24 March 2010

Collective action at home

In another extra credit assignment for my EEP100 students, I asked them to solve a collective action problem in their [group] household. These problems are the kind that drive roommates crazy: one person never washes his dishes, leaving them for others; another one claims that she doesn't have time to take out the trash, etc.

(The assignment required that the student identify a problem, propose a solution, and get all household members to sign an agreement to implement that solution. In hindsight, I should have given this assignment at the start of the semester, to see if promises turned into actions.)

Once again, there were many interesting problems and solutions. (I observed that girls are no better than boys at these types of cooperative games, and that a lot of people have trouble with trash :)

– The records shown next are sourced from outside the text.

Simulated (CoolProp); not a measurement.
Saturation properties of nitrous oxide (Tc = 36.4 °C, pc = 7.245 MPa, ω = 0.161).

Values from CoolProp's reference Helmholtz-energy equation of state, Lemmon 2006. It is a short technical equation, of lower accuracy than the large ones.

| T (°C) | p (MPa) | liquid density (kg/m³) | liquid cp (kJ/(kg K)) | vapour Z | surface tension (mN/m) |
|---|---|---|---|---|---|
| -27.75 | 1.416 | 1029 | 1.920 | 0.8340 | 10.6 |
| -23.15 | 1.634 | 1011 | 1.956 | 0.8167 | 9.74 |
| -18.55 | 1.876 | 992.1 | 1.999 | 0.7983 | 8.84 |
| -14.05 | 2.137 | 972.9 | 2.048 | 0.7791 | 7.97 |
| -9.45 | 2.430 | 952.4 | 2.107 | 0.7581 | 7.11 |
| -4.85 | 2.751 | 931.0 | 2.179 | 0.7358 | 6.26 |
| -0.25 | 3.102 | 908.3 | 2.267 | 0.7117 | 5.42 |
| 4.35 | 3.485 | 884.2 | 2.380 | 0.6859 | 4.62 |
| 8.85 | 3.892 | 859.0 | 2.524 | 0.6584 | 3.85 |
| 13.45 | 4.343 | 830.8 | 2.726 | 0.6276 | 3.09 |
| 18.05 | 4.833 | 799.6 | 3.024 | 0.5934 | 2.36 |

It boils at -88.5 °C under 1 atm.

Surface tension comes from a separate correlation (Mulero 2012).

Julia had a great solution [doc] to her household's trash and recycling problem: All five roommates deposit money into the chores jar in advance. As they fulfill their promises, they get their money back. Instead of the typical solution (take money if people for not doing their work), this one created a positive incentive -- payment for doing the work.

Although mathematicians and (some) economists may observe that paying someone with their own money makes no sense, psychologists and economists familiar with prospect theory will see how useful this idea is. People HATE giving up money as fines, but they are pleased to give it up with the promise of getting it back. Once the money is gone, they forget about it, and are HAPPY to be paid -- with their own money -- for doing the task.

Imagine, for example, if people pledged $100 per year toward driving safely. Those who got tickets would get nothing (and maybe pay more); those who did well would get a $100 check at the end of the year :)

Bottom Line: Incentives matter, but timing and flows (fines versus rewards) can turbocharge these incentives.

4 comments:

Josh said...

Very interesting, and yeah, I agree with your timing. Next time, yeah?

Did anybody try this: Each day, everybody puts a buck or so into a jar, and whoever does the chore gets all the money at that time. For example, there is a "trash jar", and every day, everybody in the house puts in a dollar. Whenever somebody takes the trash out, they remove all the money accumulating in the jar.

By the way, I'm curious as to the ability to enforce the agreements. In your example, did people opt out of putting their own money in?

alex t. said...

Hey David,

I was a student in EEP100, and I thought I'd let you know that you inspired me to start a blog of my own:

http://atrembath.blogspot.com/

It's called Energetics, and I think if you'd appreciate what I have to say about blogging in the first post at the bottom of the page.

Thanks for the inspiration! All the best. alex t.

David Zetland said...

@Alex -- wonderful -- and I see that you've already got some good stuff!

David Zetland said...

ES says: girls are way worse than boys at these "types of cooperative games." there should be a sub focus of game theory/econ that is broken down by gender: Pareto Optimality- Does it Exist w/ Girls? Are They Ever Happy?